The FTSE-250 hedge fund manager which sponsored the world’s most prestigious literary award will suffer a blow on Wednesday when it announces that one of its top executives has resigned.
Sky News has learnt that Man Group will announce in a statement to the London Stock Exchange that Jonathan Sorrell, the company’s president, is leaving.
City sources said on Tuesday night that Mr Sorrell, who has worked for Man Group for eight years – initially as its chief financial officer – was moving to a senior role elsewhere in the asset management sector.
Mr Sorrell will leave with Man’s assets under management at an all-time peak of $114bn (£91.7bn).

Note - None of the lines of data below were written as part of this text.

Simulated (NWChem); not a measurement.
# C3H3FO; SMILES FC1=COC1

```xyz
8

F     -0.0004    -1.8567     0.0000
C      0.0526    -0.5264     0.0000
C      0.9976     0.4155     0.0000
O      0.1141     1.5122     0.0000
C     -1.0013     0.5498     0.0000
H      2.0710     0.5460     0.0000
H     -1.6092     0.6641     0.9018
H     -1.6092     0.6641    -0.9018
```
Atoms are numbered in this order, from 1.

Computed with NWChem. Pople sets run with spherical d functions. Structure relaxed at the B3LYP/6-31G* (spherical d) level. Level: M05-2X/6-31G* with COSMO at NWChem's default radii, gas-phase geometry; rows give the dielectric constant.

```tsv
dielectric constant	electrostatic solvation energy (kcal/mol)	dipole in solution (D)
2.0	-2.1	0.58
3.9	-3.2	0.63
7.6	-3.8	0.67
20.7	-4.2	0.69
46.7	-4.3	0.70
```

His decision to quit will come just days after The Times reported that Lord Livingston of Parkhead, Man’s chairman, was on the verge of quitting amid tensions with Luke Ellis, the company’s chief executive.
Mr Ellis replaced Manny Roman, who left to join the giant bond house Pimco in 2016, at the helm of the world’s largest listed hedge fund manager.
Sources insisted that Mr Sorrell’s departure was entirely unconnected to other potential boardroom changes at Man.
The company’s investment performance has been strong so far this year, although it has continued to see net outflows in line with many of its peers.
Mr Sorrell led an ambitious restructuring programme as well as a series of acquisitions, including that of Numeric, aimed at growing Man’s US business.
As the company’s president since 2016, he launched a private markets business for the group and managed its fund-of-hedge funds business, FRM.
It was unclear on Tuesday which firm Mr Sorrell – whose father is Sir Martin Sorrell, the advertising mogul – was leaving Man to join.
A leading sector analyst told Sky News that Mr Sorrell’s exit would be seen by investors as a blow to Man.
“As CFO, he was the best in the asset management sector in terms of improved profitability, forward guidance and transparency,” the analyst, who declined to be named, said.
“Jonathan oversaw Man’s M&A strategy during a period when its acquisitions were noted for their quick integrations and reasonable valuations, in addition to the fact they helped diversified Man’s geographic reach and product offering.”
The hedge fund manager’s sponsorship of the Booker Prize, which began in 2002, came to an end this year.
Man declined to comment, while Mr Sorrell could not be reached.